Even in a city like Philly, where political connections are paramount and it's who you know that matters, this is ridiculous:
Members of a recently formed school-safety task force have learned that the process of assigning crossing guards isn't based on any objective criteria. Instead, guards are assigned based on pressure from politicians.
The Police Department, which operates the $11 million crossing-guard program, doesn't assign guards based on such measures as the number of children crossing the street or volume of vehicle traffic, task force members said.
The department also rarely reassesses where guards are assigned, so the current configuration of guards is essentially the same as it was two decades ago, despite significant shifts in student populations.
Crossing-guard deployment is "largely a political process," said Francis Dougherty, the city managing director's special assistant.
"No one seems to know" how guards are assigned, Dougherty said. "I'm amazed."
Eleven million dollars to assign crossing guards, yet there are none near some Philly schools on busy streets, and more than one in areas where schools have long been closed. And a horrific number of students have been hit by cars since the beginning of the 2003-04 school year.
So far this school year, 56 public-school children across the city have been hit by cars around schools, according to school district records. Most of those accidents have occurred right outside schools. Two recent accidents injuring students outside school occurred at corners where the guard was absent, and in May 2001, a 5-year-old boy was killed at an intersection where the crossing guard was absent.
City Councilman Jim Kenney, who has called for Council hearings on traffic dangers around schools, called the crossing-guard program a "mess."
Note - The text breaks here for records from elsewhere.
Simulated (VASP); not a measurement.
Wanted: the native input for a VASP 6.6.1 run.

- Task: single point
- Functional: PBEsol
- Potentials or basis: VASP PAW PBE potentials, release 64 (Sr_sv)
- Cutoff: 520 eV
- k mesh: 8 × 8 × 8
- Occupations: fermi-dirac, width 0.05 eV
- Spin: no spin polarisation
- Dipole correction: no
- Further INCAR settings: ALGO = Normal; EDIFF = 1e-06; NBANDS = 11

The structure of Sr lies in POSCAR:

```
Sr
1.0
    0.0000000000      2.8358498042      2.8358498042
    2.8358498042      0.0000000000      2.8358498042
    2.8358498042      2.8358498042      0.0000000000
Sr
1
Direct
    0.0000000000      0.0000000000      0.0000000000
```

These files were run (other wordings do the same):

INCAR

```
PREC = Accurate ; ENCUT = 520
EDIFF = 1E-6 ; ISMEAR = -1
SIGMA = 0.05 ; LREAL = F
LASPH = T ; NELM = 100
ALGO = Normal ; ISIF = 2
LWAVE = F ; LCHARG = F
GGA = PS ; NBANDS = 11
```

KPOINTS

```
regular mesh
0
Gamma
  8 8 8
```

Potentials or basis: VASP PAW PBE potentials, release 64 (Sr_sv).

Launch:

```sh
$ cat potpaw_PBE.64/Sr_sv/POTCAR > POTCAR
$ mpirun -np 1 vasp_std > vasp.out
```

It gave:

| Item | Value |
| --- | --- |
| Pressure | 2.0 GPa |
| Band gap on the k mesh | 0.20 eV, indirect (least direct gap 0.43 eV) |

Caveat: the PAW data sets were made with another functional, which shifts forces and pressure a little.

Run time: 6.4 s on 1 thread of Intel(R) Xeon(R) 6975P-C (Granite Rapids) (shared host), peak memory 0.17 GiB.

The school district's chief executive officer, Paul Vallas, has directed staff to identify intersections where guards are needed as part of an overall safe-corridors program.
"There doesn't seem to be a lot of rhyme or reason to the assignment of guards," Vallas said yesterday. "I don't think there ever was any real accountability. We need to be screaming for some accountability."
Crossing guards are assigned to intersections, not schools. The crossing-guard unit has funding for guards at 1,037 city intersections. Guards start at a salary of $44 per day.
If a school wants a guard at an unassigned corner, there are two options: Council can approve additional funding for that corner, or the crossing-guard unit can reassign a guard from another corner...
No one could explain why two crossing guards are assigned to corners near a school that has been closed for 21 years...
When no one can explain why a system works the way it does, even after children have been killed, heads should roll. I hope the Daily News repeated coverage of this problem prompts investigations and reassignments.